While hearing a dispute between two warring factions seeking to control Mumbai’s elite Breach Candy Club since 2014, a document was submitted to the Bombay High Court. This was an application for membership filled up in 2003 by a person called Lalit Agarwal.
On the face of it, the document seemed to be laced with improbabilities. How could a form filled in February 2003 contain a Gmail address if Google started its email service only over a year later? Why did the applicant furnish a seven-digit landline number when MTNL had introduced eight-digit phone numbers by then?
These were some questions a judge of the Bombay High Court pondered over while passing an order in the case last October.
Not just that, Ayesha Shroff, the wife of actor Jackie Shroff, told the police that the signature supporting Agarwal’s application to the club, which was purported to be her mother’s, had been forged.
Some explanations were proffered to explain these irregularities, but the court was not convinced.
In an interim order last October, the court said, “All these explanations seem to be far too contrived and do not dispel the cloud of suspicion cast by all the strange circumstances noted above collectively.”
Amidst the legal battle, one curious anachronism has been brought into focus: 70 years after Independence, only Europeans can legally be trustees of this elite establishment.
The spat between two factions seeking to control the South Mumbai property flared up in 2012.
On one side is Lalit Agarwal, Dipesh Mehta and others of the club’s previous managing committee led by Indian members, while on the other is a faction comprising European managing committee members, which took control of the club in October 2013 when it sacked the managing committee led by Indians.
The judge who issued last year’s interim order observed:
“One inescapable conclusion which flows from a collective reading of these provisions [of the club's constitution] is that unless you are a European inhabitant of Bombay admitted as a trust member you cannot be an Ordinary Trustee or in the management of the Trust. That is beyond a pale of doubt.”

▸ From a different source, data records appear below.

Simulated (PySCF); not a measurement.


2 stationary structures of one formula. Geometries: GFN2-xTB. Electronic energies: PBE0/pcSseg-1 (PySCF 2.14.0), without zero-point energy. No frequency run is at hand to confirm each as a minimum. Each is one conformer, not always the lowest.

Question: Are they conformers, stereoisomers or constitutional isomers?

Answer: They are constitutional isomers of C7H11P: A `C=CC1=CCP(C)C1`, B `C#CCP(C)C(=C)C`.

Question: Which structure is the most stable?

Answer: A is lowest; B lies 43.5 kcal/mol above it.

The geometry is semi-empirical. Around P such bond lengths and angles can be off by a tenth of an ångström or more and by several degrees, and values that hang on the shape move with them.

This order was challenged, and in September, a division bench of the High Court appointed a three-member temporary committee to handle the affairs of the club until the dispute has been resolved. This committee, which includes two retired senior judges, took charge last week.
Like other colonial clubs in other parts of the country, membership to the Breach Candy Club is a badge of honour and a marker that one has arrived in society.
“The class of people is different,” said one member, who declined to be identified. “The place is peaceful and spacious and now it has become a prestige issue [to gain membership].”
But what is so special about the club, and how did it get to be this way?
Set up exclusively for Europeans in 1875, the property that sprawls over a sea-facing slice of South Mumbai was meant to be a white man’s haven away from the natives.
In 1928 came the club’s most iconic addition: a specially-designed swimming pool “in the shape of British India” that cost Rs 13,600 to construct. This permitted well-heeled Europeans in colonial Bombay to splash about in the western provinces and paddle through the Deccan.
Singer-songwriter Leonard Cohen swam in its famous pool while the protagonist in Salman Rushdie’s Midnight’s Children mused how Indians like him were not permitted to use it: “In their spare time [the Europeans] could be seen from our bedroom window, cavorting in the map-shaped pool of the Breach Candy Club, from which we were, of course barred…”
After Independence, it took a few years for Indians to be permitted in as guests – this happened only in 1960. Following charges of discrimination, in 1964, a new club constitution was drafted, which allowed Indians to become ordinary members in 1967. However, the old policy of only Europeans as trustees continued.
But one of the warring factions claims that this isn’t so.
“A big fraud has been played on the Indians,” said Mehta of the former committee led by Indians. “We have a letter from the charity commissioner in 1965, which says you cannot have a colour bar against Indians with regards to the Trust membership.”
He added: “This is a public charitable trust… and enjoys all tax benefits and perks of a charitable institution. Does an Indian have to fight for his rights as an Indian in the 70th year of independent India?”
Thus while the Indian faction has made insinuations of racism and Raj-era discrimination, the European side is focused on charges of fraud and illegality. The latter has said that the club’s constitution has been tampered with and various illegalities committed, with the race card being tangentially introduced.
“For all these years everything has been fine,” said Archit Jayakar, a lawyer for the new [European] committee that was elected in 2013. “There is an unnecessary racism angle which is only a red herring. It has never been a European issue because that clause was accepted as part of the 1967 constitution.”
Decline in quality?
The club now has 3,000-odd members of which not more than 500 are European.
Members say that in the past 15 years or so, or roughly since the now-ousted faction came to power, the profile of the club has changed.
According to the rules, a new member must be supported in his or her application by two trustee members. In 2013, it was reported that membership had re-opened after 15 years, and that new members had to part with Rs 1.12 crores (for a couple) as a one-time fee to enter the club in addition to the annual membership fee.
“Earlier, one knew everyone, the club took only a certain class of people,” said a member, who declined to be identified. “But after the new committee came, some people managed to get in in certain ways.”
Some members rue what they perceive to be an overall decline in the quality of the club – and cite more noise, more people, and a declining number of staff. The fact that only Europeans can become trustee members seems to be less of an issue.
Members alluded to what they described as “underhand dealings” and people buying their way into the club.
“There are members who became members just for the prestige,” said a member, who said she does not visit the club as frequently as she used to. “Then where is the quality? It is not like it used to be.”
Mehta, on the other hand, says increasing the membership fee helped increase the funds available to the club in order to improve facilities.
The dispute has taken a toll on the functioning of the club – new memberships have been stalled, and the atmosphere has been vitiated.
“The standard has gone,” said Jayakar, the lawyer for the new committee. “People are upset.”